Questions mount over the Xayaburi Dam’s changes to water and sediment flows as the river swallows farmers’ land.
Main photo: A fisherman drives his boat past dead trees that slid into the Mekong River during a riverbank collapse in August in Ban Huai Kho village in Thailand’s northeastern province of Nong Khai. PHOTO: Paritta Wangkiat
NONG KHAI, THAILAND ― Thai communities living along the Mekong River have watched their land disappear before their eyes as riverbanks collapse. However, what has caused these riverbank collapses is unclear.
Local residents link the riverbank collapses to the irregular water flows that have been seen since the commercial launch of a huge dam on the Mekong in Laos.
A “DO NOT ENTER” sign has been erected on the bank of the Mekong River in Ban Huai Kho village in Sangkhom district, which is part of Thailand’s northeastern province of Nong Khai.
Behind the sign was a steep cliff, a remnant of the 0.8-hectare fertile land once owned by Sukim Khamkhong and her family. The land was swallowed by the mighty Mekong last August.
“We used this land for farming,” she said, pointing to the land that now only appears on her printed land title.
“We planted vegetables and bananas there and cut the leaves for sale. We have lost income since the land has gone. Part of this income was spent on my grandchild’s school fees.”
The land plots next to hers and beyond also slid into the water. Not far from Sukim’s community, the riverbank at Ban Phu Khao Thong village eroded inland from 20 to 30 meters within a few days in the last rainy season.
Incidents of riverbank collapses have happened for years, gradually eating away at the fortunes of the farming communities living along the Mekong River. Last year was the worst on record for villagers in Nong Khai as excessive rainfall and high tides increased soil saturation, resulting in more erosion along the river’s bank.
A study by the network of Thai communities living along the Mekong River, the Foundation for Ecological Recovery and the Nature Care Foundation, pinpointed multiple factors of riverbank erosion in Thailand’s northeastern provinces, a problem that has become severe in recent years.

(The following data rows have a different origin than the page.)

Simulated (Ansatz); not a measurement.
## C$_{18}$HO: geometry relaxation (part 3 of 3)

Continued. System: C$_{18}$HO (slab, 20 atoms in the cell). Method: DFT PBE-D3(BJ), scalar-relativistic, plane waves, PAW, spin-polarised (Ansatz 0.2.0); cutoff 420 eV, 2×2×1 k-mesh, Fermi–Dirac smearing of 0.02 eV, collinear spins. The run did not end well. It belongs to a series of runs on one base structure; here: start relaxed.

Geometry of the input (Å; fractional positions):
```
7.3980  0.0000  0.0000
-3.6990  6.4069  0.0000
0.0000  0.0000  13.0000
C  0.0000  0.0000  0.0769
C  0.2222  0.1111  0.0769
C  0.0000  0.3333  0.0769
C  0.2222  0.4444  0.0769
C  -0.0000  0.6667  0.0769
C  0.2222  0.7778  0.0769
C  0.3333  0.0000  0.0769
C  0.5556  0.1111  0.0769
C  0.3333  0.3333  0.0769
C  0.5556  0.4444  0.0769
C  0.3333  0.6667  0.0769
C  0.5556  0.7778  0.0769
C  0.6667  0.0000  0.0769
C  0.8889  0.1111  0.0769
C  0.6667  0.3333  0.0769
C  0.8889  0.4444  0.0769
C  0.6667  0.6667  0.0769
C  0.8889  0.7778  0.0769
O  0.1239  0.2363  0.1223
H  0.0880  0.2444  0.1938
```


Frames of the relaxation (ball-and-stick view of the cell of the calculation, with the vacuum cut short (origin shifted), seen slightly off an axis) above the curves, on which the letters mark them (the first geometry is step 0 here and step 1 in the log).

The factors include heavy rainfall and irregular water flows caused by the upstream dams. These factors together with the trapping of sediments in the dams, as well as illegal sand dredging, reduces the volume of sediment carried to the downstream countries and causes the scouring of the riverbed that leads to an increased erosion rate.
The same study estimated the economic loss of riverbank collapses in three of Thailand’s northeastern provinces – Nong Khai, Nakhon Phanom and Mukdahan – was the equivalent to 25 million baht in total ($US748,000). This value was estimated from the property loss to erosion, covering 14 hectares in 2011 and 2013.
There is no systematic study about the social and economic impact of the riverbank collapses last year. But in the eyes of the villagers there, erosion will worsen if no action is taken by the national and regional authorities.
Changes are plain for all to see
The erosion has changed the nature of the Mekong riverbank. Its slope originally descended gradually to the river, providing people with access to water and fertile farmland.
Fishermen could dock their boats in shallow water. Farmers could farm on the riverbank and earn an income. Local people used the riverbank for leisure and organizing cultural festivals that maintained a tie between humans and the river.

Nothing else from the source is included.